Generating Electricity from Speed Breakers
Introduction
Next time on the roads, don't scoff at the speed-breakers. They could actually light up small villages off the highway.
An amateur innovator in Guwahati has developed a simple contraption that can generate power when a vehicle passes over a speed breaker. Kanak Gogoi, a small time businessman, has developed a mechanism to generate power by converting the potential energy generated by a vehicle going up on a speed breaker into kinetic energy. The innovation has caught the eye of the Indian Institute of Technology (iit), Guwahati, which will fund a pilot project to generate electricity from speed-breakers.
The idea is basic physics. Gogoi has welded five-metre-long metal plates into the speed-breaker instead of the conventional bitumen-and-stone-chip rumble strip. The plates are movable and inclined with the help of a spring-loaded hydraulic system. The fulcrum-attached plates are pushed down when a vehicle moves over them and bounce back to original position as it passes.
"When the vehicle moves over the inclined plates, it gains height resulting in increase in potential energy, which is wasted in a conventional rumble strip," Gogoi says. "When the plates come down, they crank a lever fitted to a ratchet-wheel type mechanism. This in turn rotates a geared shaft loaded with recoil springs. The output of this shaft is coupled to a dynamo to convert kinetic energy into electricity," he explains.
iit Guwahati has evaluated the machine and recommended it to the Assam ministry of power for large scale funding. A K Das, a professor at iit's design department says it is a 'very viable proposition' to harness thousands of mega watts of electricity untapped across the country every day.

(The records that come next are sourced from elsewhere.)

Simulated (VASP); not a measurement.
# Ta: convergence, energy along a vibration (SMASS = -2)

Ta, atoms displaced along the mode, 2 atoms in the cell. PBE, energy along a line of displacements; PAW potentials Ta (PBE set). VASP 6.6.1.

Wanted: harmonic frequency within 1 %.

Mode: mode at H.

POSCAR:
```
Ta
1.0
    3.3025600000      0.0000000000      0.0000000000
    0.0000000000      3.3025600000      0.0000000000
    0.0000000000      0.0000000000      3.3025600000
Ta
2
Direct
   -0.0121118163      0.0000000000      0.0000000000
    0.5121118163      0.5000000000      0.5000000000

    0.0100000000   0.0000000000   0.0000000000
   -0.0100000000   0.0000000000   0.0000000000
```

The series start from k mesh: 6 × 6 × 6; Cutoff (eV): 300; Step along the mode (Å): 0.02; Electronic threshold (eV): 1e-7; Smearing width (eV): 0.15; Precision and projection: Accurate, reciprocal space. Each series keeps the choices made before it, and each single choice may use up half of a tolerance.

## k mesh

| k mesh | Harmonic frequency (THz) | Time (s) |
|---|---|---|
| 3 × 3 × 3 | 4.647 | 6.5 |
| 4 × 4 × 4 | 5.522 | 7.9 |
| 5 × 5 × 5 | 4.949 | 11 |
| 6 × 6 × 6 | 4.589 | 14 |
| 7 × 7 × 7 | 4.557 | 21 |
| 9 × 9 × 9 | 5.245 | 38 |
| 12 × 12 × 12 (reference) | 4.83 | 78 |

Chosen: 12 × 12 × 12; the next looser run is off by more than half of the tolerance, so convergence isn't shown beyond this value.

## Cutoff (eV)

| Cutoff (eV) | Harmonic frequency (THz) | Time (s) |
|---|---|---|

"A vehicle weighing 1,000 kg going up a height of 10 cm on such a rumble strip produces approximately 0.98 kilowatt power. So one such speed-breaker on a busy highway, where about 100 vehicles pass every minute, about one kilo watt of electricity can be produced every single minute. The figure will be huge at the end of the day," he said.
The Assam power ministry is expected to back the iit pilot project.
Das says a storage module like an inverter will have to be fitted to each such rumble strip to store this electricity. The cost of electricity generation and storage per mega watt from speed-breakers will be nearly Rs 1 crore as opposed to about Rs 8 crore in thermal or hydro power stations.